From egamingstocks.com
<<Uncertainty about the U.S. banning of online gaming is another major concern that keeps investors at arm's length. Last week, the House Judiciary Committee voted 21-8 to send the legislation to the full House. The measure would make most online betting illegal. It would impose a fine equal to the value of the bet or $20,000, whichever is greater, and a maximum four-year prison sentence. This is on the heels of the passage of the infamous Kyl Bill sponsored by Senator John Kyl (R-AZ), which passed the Senate last fall. On the surface, this looks quite discouraging to any investor having any thoughts about putting their money into this industry. Certainly, concerns are warranted, however, let us take a deeper look at what is actually happening here.

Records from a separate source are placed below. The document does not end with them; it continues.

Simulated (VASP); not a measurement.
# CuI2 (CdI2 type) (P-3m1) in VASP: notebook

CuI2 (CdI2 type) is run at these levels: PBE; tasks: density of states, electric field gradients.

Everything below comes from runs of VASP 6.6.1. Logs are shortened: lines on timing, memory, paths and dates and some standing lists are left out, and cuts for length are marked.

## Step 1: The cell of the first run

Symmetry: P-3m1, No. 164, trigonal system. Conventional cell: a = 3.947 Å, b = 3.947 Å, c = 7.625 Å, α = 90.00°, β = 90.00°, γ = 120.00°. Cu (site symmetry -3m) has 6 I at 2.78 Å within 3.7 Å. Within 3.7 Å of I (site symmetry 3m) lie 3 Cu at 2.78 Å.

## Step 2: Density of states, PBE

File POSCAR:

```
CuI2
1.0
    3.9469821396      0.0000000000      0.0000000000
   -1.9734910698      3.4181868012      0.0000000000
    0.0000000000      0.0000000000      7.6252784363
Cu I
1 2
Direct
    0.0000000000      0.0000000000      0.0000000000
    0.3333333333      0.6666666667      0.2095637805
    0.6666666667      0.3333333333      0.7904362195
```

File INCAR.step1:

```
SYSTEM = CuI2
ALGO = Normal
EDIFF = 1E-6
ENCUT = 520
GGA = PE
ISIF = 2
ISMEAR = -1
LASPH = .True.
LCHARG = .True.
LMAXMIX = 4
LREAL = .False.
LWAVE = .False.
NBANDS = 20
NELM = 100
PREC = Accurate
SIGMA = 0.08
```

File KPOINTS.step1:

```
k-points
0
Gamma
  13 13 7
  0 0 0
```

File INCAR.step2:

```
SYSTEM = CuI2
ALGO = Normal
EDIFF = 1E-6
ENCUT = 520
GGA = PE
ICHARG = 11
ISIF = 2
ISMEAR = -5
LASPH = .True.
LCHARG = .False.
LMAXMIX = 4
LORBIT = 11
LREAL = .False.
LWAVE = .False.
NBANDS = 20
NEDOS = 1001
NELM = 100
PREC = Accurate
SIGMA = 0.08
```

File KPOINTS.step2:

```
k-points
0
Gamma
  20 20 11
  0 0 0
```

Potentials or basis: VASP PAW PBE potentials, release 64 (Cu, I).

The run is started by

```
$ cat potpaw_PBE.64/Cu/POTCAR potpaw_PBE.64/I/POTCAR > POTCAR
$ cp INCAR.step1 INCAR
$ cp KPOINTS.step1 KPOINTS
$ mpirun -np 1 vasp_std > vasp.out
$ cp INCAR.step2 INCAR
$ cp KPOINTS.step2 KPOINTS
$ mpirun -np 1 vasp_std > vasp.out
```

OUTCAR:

Under the language of the House legislation, the bill seeks to ban online casinos, as opposed to online gambling. Furthermore, the prohibition seeks to ban online gaming establishments in the U.S., but does not and cannot ban their establishment outside of U.S. borders. Currently, the overwhelming majority of online casinos are NOT housed in the U.S., but are located in foreign jurisdictions such as Antiqua, Australia and other countries and states that license eGaming. The previous version of the bill sought to penalize gamblers with criminal prosecution, as well as hold Internet Service Providers liable for policing their hosted sites that promote or handle any gaming activity. This is not so under the recent House bill. What's more, fantasy league sports betting, pari-mutuel and state lotteries are not affected by this law. It is a bill as useless and as futile as 1920's Prohibition in that it is basically unenforceable. Last year, upon review of the Kyl Bill, the Justice Department stated that the provisions of the bill were unenforceable and that they did not think it wise to legislate in such a way concerning a medium as new and as far reaching as the Internet. Provisions of the Kyl Bill were seen as a threat to the development of the Internet.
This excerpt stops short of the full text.